Context
Benjamin delivered a privacy impact assessment for facial-recognition technology in a public retail precinct. The setting mattered because retail environments involve large numbers of ordinary members of the public, varied expectations of notice and consent, and high sensitivity around biometric data.
The value of the work was disciplined decision support: testing the intended use case through privacy, governance, risk and public-trust analysis so decision makers could understand what would need to be true before any deployment pathway could be approved.
Problem
Customer-facing biometric systems can create harm if treated as ordinary CCTV or access-control technology. They raise questions about purpose limitation, consent, data retention, false matches, vendor accountability, signage, operating procedures, escalation paths, staff training and proportionality.
The client needed a structured way to test whether the use case was legitimate, proportionate, governable and explainable before committing to a deployment pathway.
Benjamin’s Role
Benjamin delivered the privacy impact assessment for the customer-facing identity and safety concept. He framed the decision as a governance problem first and a technology project second, giving executives a structured basis for assessing privacy risk, operational controls and public acceptability.
What Benjamin Built Or Changed
The assessment created a structured approach covering privacy risks, intended purpose, stakeholder impacts, biometric data handling, governance controls, operating assumptions, vendor responsibilities, signage and notice expectations, escalation pathways and decision evidence.

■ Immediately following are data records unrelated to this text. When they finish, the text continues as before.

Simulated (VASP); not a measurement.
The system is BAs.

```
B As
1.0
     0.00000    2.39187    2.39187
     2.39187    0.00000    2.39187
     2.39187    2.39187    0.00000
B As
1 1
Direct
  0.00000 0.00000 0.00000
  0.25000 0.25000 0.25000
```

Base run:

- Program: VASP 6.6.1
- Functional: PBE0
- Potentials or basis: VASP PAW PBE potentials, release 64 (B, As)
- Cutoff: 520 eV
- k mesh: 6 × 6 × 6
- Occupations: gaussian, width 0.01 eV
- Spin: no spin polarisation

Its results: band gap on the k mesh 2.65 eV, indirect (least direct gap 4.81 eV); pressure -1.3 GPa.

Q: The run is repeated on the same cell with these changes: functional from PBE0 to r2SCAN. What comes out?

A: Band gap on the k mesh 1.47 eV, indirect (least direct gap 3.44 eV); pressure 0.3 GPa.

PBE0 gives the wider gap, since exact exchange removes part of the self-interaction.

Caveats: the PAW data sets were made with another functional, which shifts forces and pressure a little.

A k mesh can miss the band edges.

It also reframed the conversation away from “can the technology work?” toward “should this be done, under what controls, for what purpose, and with what accountability?”
Stakeholders
Retail precinct leadership, security and operations stakeholders, patrons, privacy stakeholders, technology providers, legal and governance decision makers.
Delivery Approach
The approach emphasised proportionality, privacy-by-design and risk-based decision support. Public-facing biometric use was treated as a high-trust operating model requiring clear policy, evidence, controls and escalation pathways rather than a simple technical installation.
Outcomes
The work created a governance-first pathway for assessing a biometric use case before it reached implementation. It gave decision makers a clear view of the privacy, operational and reputational risks attached to customer-facing facial recognition and the controls that would be required to proceed responsibly.
What It Demonstrates
Responsible technology governance, privacy-aware biometric judgement and the ability to bring evidence, purpose and accountability to a high-risk technology decision before implementation.